Solving the SSL Conundrum

Now that we’ve launched WordPress on Akash, a decentralized platform-as-a-service (PAAS) service based on Docker and Kubernetes, we’ve got to figure out a way to secure it.

In today’s Internet, the standard is known as SSL. It’s really TLS 1.2-1.3, which is a technical difference I won’t get into, but either way we want our communications encrypted between the browser and the server, so that someone snooping on our Starbucks wifi login can’t capture our password and hijack the site.

Another consideration is that even for people just browsing the site, modern browser applications like Chrome and Firefox are starting to provide visual warnings when a site is not being accessed through a validated https (encrypted) connection.

All this is basic Internet engineer stuff: so where’s the conundrum?

Docker limitations

By design, Docker is jailed. What this means is that the containerized software is purposely limited to its own container. For security reasons, the private key of the SSL certificate must be stored outside the root directory of the website–otherwise a hacker may be able to obtain the certificate key through the browser and be able to provide a fully-validated but fraudulent version of your site.

Most traditional hosting solutions get around this by either providing SSL services as part of the paid subscription, or by giving the user privileged access to a larger portion of the hosting server, for uploading certificates and other files.

Being designed in an automated fashion, Akash-on-Docker doesn’t give us those options yet, although it’s entirely possible for some enterprising programmers to launch a concierge PAAS service that would offer SSL, deployment tools and other a-la-carte options using the Akash protocol on the back-end for the actual hosting. I hear those projects are in the works.

Stopgap: Cloudflare

For now, I’ve opted to use a centralized service to host my SSL, one that almost all Crypto projects seem to be using at the moment for their primary sites: Cloudflare.
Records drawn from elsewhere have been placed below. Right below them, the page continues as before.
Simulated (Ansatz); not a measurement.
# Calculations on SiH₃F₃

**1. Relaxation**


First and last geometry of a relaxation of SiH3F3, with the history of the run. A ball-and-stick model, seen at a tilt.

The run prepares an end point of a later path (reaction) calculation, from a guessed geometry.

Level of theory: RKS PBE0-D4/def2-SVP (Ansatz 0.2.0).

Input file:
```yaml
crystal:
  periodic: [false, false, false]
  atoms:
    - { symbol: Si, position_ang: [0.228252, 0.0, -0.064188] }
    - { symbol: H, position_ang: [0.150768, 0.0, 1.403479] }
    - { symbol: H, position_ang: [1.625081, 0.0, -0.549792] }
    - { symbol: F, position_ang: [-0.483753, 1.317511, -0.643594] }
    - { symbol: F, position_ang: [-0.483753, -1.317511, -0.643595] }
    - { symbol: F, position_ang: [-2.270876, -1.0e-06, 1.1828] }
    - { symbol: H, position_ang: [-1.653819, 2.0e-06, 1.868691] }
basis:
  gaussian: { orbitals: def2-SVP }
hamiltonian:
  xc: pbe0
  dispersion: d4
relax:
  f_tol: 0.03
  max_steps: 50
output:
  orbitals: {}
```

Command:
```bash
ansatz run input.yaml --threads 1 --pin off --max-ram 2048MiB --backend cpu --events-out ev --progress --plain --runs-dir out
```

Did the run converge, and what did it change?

Cloudflare provides a freemium (free options limited) service that includes SSL certificate provision, content caching, DDoS (distributed denial of service) protection and basic reporting. It also obscures the IP address of my back-end source system from prying eyes who may try to attack the node directly. Things I don’t like about it:

  • It’s a centralized service (I swear I’ll write up the reasons that’s bad if you’re wondering)
  • They require the full delegation of your root domain DNS, not just delegation of your site’s DNS. This takes 24-48 hours to fully implement, with the same timeframe for getting out of it. I don’t like the loss of control, considering that it’s a centralized service.
  • It still doesn’t provide end-to-end encryption, as given the issues with installing SSL in Docker, the traffic between Cloudflare and my source site is still not encrypted. This is a low risk, however, as a MITM (man-in-the-middle) attack is very difficult at the infrastructure level; it’s much easier (thus more profitable) to target the client side as in the Starbucks wifi scenario.
  • Some weird caching issues sometimes
    • As I’m using Amazon Cloudfront as a CDN for my images as detailed here, the double-caching of Cloudfront and Cloudflare made my images disappear until I put in a specific rule to bypass Cloudflare caching for Cloudfront-hosted elements (see Page Rules below).
    • I’m having trouble with editing posts or pages when proxied through Cloudflare. I have not solved this issue, but am working around it by directing my laptop to bypass Cloudfront using my technical wizardry (host file edit), and risking the unencrypted connection for the purpose of writing posts.

Build a Better Cloudflare

Here’s a challenge to the Crypto community: build a better Cloudflare. While I may end up resolving the SSL-on-Docker problem (I’m thinking of bootstrapping Traefik into a future deployment of the site), the DDoS protection and caching capability of Cloudflare also provide security to the site–and these are things that absolutely can be done using blockchain and decentralized solutions. Here’s a use case spec based on my ideas of what this service should look like:

  • An encrypted network of router nodes that participate in the blockchain consensus and provide high-speed routing services for the consumer apps
  • Multi-path redundancy so congestion, blocking or regional outages can be bypassed
  • Network-wide knowledge and recognition of DDoS patterns and detection, with auto-blocking of detected sources
  • Distributed edge services where site URL’s can be delegated, content cached and payment exchanged with consumer app managers for bandwidth usage; this may require some sort of BGP cloud or IPAnycast implementation to keep front-side configuration to a minimum
  • Load-balancing among multiple back-end source sites as an option so enterprise-level solutions can guarantee their customers globally-distributed redundancy
  • Web Application Firewall and caching options would be handy but not required

One project I’ve become aware of that has the potential to provide this type of routing is NKN, which advertises itself as a peer-to-peer network connectivity protocol providing end-to-end encryption. I haven’t done a ton of homework on them yet, but they are getting listed by Coinbase, so they seem to be legit. So far as I know, a Cloudflare replacement service isn’t in their roadmap, but it appears that someone building the edge service described above could use the NKN network in the routing capacity for the role.